# Paste Not Forming



## Spud66 (Aug 14, 2017)

Hello, I'm new to the forum and LS making so would appreciate your advice. I tried making liquid soap using  glycerin in place of water with my KOH. In the video tutorial which I was following, the soap went from trace to paste fairly quickly, but while I achieved trace, extra mixing just caused the soap to separate. I continued to keep blending as the tutorial said that LS made with glycerin is forgiving, but it simply became frothy but not thicker. I was beating for over 30 minutes (and had to change to a hand mixer as my stick blender overheated)but it simply wouldn't thicken. Did I give up too soon? I used Brambleberry's lye calculator to ensure I had the liquid/KOH ratio correct. My formula had 60% coconut oil, 25% Olive, 16% Macadamia, 5% castor oil and 4%sheabutter. Any advice would be much appreciated as I really want to nail this


----------



## BattleGnome (Aug 14, 2017)

First a safety thing: not knocking you but it is dangerous to mix your KOH and glycerin. It's easy to miss undiluted bits and boils weird and is easily over heated and safety first. Best practice is to dissolve your KOH in an equal amount of water then add the rest of your water portion as glycerin. Again, not trying cause you.

Second, some questions.
How long ago did you make this batch and what does it look like now?
Did you use a cold process method or a hot process method?
How much KOH/glycerin did you use? What superfat?
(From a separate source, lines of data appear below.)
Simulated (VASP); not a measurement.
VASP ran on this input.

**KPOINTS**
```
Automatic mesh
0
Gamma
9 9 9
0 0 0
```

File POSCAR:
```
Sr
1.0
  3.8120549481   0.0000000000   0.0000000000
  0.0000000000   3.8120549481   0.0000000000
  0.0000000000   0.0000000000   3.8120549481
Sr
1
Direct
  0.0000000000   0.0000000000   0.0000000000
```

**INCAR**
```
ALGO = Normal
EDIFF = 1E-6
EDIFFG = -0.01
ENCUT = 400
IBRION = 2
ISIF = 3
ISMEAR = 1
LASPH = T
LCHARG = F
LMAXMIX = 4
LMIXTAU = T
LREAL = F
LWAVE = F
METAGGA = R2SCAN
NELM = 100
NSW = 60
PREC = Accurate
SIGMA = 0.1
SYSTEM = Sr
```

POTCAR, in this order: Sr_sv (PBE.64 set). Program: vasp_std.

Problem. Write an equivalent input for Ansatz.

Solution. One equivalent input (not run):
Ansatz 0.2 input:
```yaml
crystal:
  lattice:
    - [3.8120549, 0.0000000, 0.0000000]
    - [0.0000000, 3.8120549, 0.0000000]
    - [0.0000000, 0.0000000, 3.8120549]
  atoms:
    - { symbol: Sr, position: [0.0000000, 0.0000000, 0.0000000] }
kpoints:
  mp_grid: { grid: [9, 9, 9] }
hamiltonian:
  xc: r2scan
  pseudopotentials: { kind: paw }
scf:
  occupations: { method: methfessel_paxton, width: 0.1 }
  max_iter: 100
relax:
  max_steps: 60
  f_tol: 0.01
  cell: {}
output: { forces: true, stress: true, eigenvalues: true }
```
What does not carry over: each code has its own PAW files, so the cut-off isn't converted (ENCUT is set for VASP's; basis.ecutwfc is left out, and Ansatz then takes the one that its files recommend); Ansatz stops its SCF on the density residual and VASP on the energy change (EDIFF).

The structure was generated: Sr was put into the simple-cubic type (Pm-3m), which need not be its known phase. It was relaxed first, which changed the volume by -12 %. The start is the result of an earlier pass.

The last liquid soap I made reached emulsion at a decent speed but then didn't want to thicken further. I put the lid on my put and walked away. A half hour later I had a solid paste and was ready to dilute. I've got my fingers crossed that you have the same issue. 

Answer the questions I asked and if the magic hasn't happened let us know.


----------



## Susie (Aug 14, 2017)

You don't have to have paste.  You only need to get it emulsified, put a lid on it, and walk away for a bit.  Then when you come back to it, you have gelled paste.  

BattleGnome is correct above.

Here is a whole long thread discussing exactly what to do/expect from liquid soapmaking.  I now use the recipe in post #8 exclusively for my liquid soap.  Pay attention to the method used.  I know it is daunting, but read it in sections over a few days. 

http://www.soapmakingforum.com/showthread.php?t=46114


----------



## BrewerGeorge (Aug 14, 2017)

In retrospect and IMO, the biggest thing all the soaping videos miss is the importance of just setting down the stick blender and walking away.  

Because they're generally edited for easy viewing, we lose the sense of the passage of time.  Also, the very nature of them being demonstrations of how to _do_ something means they generally fail at teaching when it's best to do nothing.  And of course, it tends to be human nature to want to control the process.

I'm with BattleGnome and Susie in assuming that you will find a paste this morning when you check.


----------



## IrishLass (Aug 14, 2017)

Yep- it's as the others above have said- just put the lid on your emulsified/traced soap (and make sure it's off of any heat source) and walk away. It'll turn into paste on its own without any further help. Just give it time. Mine turns into paste on its own anywhere from about 20 minutes to 6 hours or so with no interference from me.



			
				BrewerGeorge said:
			
		

> In retrospect and IMO, the biggest thing all the soaping videos miss is the importance of just setting down the stick blender and walking away


.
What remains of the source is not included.